Hoodwinked by retailers mixing a thneed with a need!! Carelessness toward consumer goods is making it harder to conserve energy, truffle trees & a stable economy. How to help? Thrift Shopping.”
Medium: Acrylic Paint on Canvas Board
Everyone loves the Lorax, but as we read it to our children we sometimes fail to realize that we’ve been buying those Thneeds; hoodwinked by retailers mixing a Thneed with a need.
Our passive attitude toward consumer goods is becoming a major obstacle in conserving energy and those precious Truffula trees. It’s not doing much for a healthy economy either. But exactly what are we to do when we’re told that shopping is a patriotic activity? There is an alternative that people often overlook: thrift shopping. One person doing it may make a small difference, but if many people start to thrift, it has the potential for a much bigger impact. People have been conditioned to believe that if it’s not new, it’s old and therefore dirty; and now us as humans. are caught in a net of product surplus and waste on top of a mountain of debt.
The thrifting market – Goodwill, Salvation Army, and the many other charitable thrift stores, large and small, throughout our country – sell high-quality repurposed goods, many nearly new sold at fair prices. But, because of this stigma that thrifting has acquired over time, many people don’t even consider this.

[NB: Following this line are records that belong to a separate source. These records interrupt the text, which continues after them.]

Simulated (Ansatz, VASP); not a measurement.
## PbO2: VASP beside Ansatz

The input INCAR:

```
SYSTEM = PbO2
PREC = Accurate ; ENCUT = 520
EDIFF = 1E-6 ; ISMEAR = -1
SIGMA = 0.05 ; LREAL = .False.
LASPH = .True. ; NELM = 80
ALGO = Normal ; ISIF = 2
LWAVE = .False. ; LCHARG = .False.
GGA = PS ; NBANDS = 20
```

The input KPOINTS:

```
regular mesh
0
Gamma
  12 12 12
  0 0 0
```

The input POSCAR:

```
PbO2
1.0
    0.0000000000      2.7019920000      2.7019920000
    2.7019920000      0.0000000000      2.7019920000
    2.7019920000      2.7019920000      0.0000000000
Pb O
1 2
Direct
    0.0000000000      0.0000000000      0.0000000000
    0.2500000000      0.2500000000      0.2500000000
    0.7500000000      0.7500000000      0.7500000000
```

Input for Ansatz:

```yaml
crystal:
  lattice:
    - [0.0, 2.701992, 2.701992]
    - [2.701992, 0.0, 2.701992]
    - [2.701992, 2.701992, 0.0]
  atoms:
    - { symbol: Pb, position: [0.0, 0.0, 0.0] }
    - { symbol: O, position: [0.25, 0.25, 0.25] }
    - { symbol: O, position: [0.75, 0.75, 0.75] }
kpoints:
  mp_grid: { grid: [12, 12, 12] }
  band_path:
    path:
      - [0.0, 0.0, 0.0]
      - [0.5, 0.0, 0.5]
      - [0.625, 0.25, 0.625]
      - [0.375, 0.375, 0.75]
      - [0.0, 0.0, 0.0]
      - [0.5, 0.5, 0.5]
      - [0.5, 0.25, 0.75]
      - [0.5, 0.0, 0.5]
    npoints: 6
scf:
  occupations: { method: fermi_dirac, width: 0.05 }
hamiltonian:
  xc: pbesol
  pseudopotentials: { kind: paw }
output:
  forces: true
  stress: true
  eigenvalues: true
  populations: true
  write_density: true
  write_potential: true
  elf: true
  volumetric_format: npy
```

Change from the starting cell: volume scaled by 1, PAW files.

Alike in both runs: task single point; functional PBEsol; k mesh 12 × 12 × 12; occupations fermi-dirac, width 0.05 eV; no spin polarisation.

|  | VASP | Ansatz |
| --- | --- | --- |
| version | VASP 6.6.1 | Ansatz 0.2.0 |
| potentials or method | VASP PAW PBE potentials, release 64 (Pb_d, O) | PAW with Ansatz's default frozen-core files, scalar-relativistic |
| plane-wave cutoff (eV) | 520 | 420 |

How does thrift shopping lower our carbon footprint? No additional energy is required to fill the consumer’s need for a gently used product. The fuel of long-haul transport, often from the other side of the earth, has already been burned. The only fuel attached to the item is the car ride over to the donation site. Reused products do not have the weight and waste of excessive packaging new products do. Finally, thrift-store shopping diverts reusable items from landfills. That is a respectable energy savings.
Thrift shopping is also a poetic gesture: The profits from the sale of repurposed products in charity-run thrift stores directly promote the repurposing of lives in need. Not only do we avoid product waste, through our contributions we help to avoid the waste of another human’s life. This, in turn helps our community.
What people in the Thrift Store community need is to be more accessible to the public. The stereotype of being dirty and unusable needs to be alleviated. The economic, charity and environmental benefits fairly outweigh any downside to thrifting. By using a Lorax analogy, it will be easier to put into perspective how people are materialistic to an unreasonable degree, and hopefully bring about change.